Edwin Kagin, Baubles of Blasphemy
“The problem is that they are not content to believe what they want and let others believe, or not believe, as they choose. The ARCW they have declared has the avowed purpose of making our democracy one nation under their idea of god. This is treason in its purest and most virulent form. America was not founded on biblical principles. There is nothing in the Bible about democracy. Democracy was invented in Greece, some five hundred years before Jesus. It was overwhelmed for centuries in religious bloodbaths of kings and emperors, and, with minor exceptions, disappeared from human affairs until it was rediscovered and memorialized in the Constitution of the United States of America. To insure that dictators and priests would be kept forever at bay, after much debate, our Constitution was consciously created as a godless document that established a wholly secular state. Love it or leave it.”
Edwin Kagin, Baubles of Blasphemy
“From a search of the sacred text itself, using a computerized King James Bible, available in Christian bookstores, we discover that the following words do not appear in the Bible: cooperate; cooperation; moral; traditional values; rational; rights; morals; independence; congress; compromise; progress; republic; republican; democrat; democracy; insight; morality; jury; vote; test; due process; consequences; coincidence; parliament; majority; minority; constitution; achievement; aspire; human; invention; explore; discovery; humanity; humanism; university; universe; homosexual; fairness; harmony; treaty; logic; sexuality; abort; abortion; fetus; poet; poetry; artist; creativity. [Editor’s note: As a matter of fact, the word ‘brain’ also is not to be found there either!] If the Bible is the foundation of morality and our way of life, we are in serious trouble indeed. If the ARCW is lost, we will have no need for those omitted words.”
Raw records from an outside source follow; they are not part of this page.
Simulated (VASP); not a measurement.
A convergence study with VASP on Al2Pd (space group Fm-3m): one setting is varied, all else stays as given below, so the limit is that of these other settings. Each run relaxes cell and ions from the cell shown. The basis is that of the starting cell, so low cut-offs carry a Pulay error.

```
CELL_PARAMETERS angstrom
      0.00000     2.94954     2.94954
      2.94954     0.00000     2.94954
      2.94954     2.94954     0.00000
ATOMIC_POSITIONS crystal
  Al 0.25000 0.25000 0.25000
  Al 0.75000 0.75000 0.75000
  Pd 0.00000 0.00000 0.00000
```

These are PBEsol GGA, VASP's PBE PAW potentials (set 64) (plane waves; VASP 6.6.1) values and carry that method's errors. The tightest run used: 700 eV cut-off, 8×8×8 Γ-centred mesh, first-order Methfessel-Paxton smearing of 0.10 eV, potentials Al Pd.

Edwin Kagin, Baubles of Blasphemy
“There are no original ideas or thoughts in the Bible. Much of it is plagiarized from Egyptian and Babylonian sources. There is little that passes for morality as we understand it. Slavery is condoned, as is the murder of children of nonbelievers; a rebellious son should be stoned to death, and women are to be totally subjugated to men. A man could have many wives in the Old Testament. If it is argued that the New Testament created a ‘New Covenant’ wherein only one wife is permitted, we might wonder if the changeless god might have changed his mind. If so, how can every word of the Old Testament be taken as the will of the same god?”
Edwin Kagin, Baubles of Blasphemy
“If the author of the “Song of Solomon” in the Bible appears to drool over a woman’s breasts, this is not to be understood in some sexual sense that would keep the Bible out of family-friendly libraries, but rather as a poetic metaphor of Christ’s love for his church. See, it’s really quite simple.”
Edwin Kagin, Baubles of Blasphemy
“Blasphemy is a remarkably plastic crime. At some times and in some places it was, and maybe in some places it still is, punished by a fine or by simply deciding you will go to hell when you die. At some times and in some places, including right now in some places, being convicted of the crime of blasphemy can get you executed (killed) for blasphemy. Here’s how it works. If you are a Christian, it is blasphemy to say that Jehovah didn’t have a son, i.e. Jesus. People have gotten killed horribly for saying that that god was childless instead of acknowledging that he miraculously made a baby on the unwed body of an underage girl. Fine so far. But if you are a follower of Islam, it is blasphemy to say that Allah had a son or any child of any kind at all. So, pay your money and take your chance. No matter which side you come down on, someone will want to kill you for blasphemy. Some folks in the past, and maybe now, thought anyone should be killed who thought One-True-God was not three separate gods in one god. Others thought anyone who thought some god was more gods than one god should be killed. What for? For blasphemy, of course. In Christianity alone, people have been murdered for whether they believed converts should be baptized by being dunked in water or by having water sprinkled on their heads. And for many other things. And these are only two religions. There are lots more, most containing subgroups within them, each claiming the only truth, and each having their unique catalogue of what constitutes blasphemy.”
Edwin Kagin, Baubles of Blasphemy
“Fanatics feel that only the godless and the immoral could possibly understand the Bible as a collection of diverse literary myths, sexy stories, primitive laws, and biased histories, unconnected in their presentation, and unworthy of belief in their totality. Such true believers are quite satisfied with the famous refutation of reason of the early Christian church: “I believe it because it is absurd.”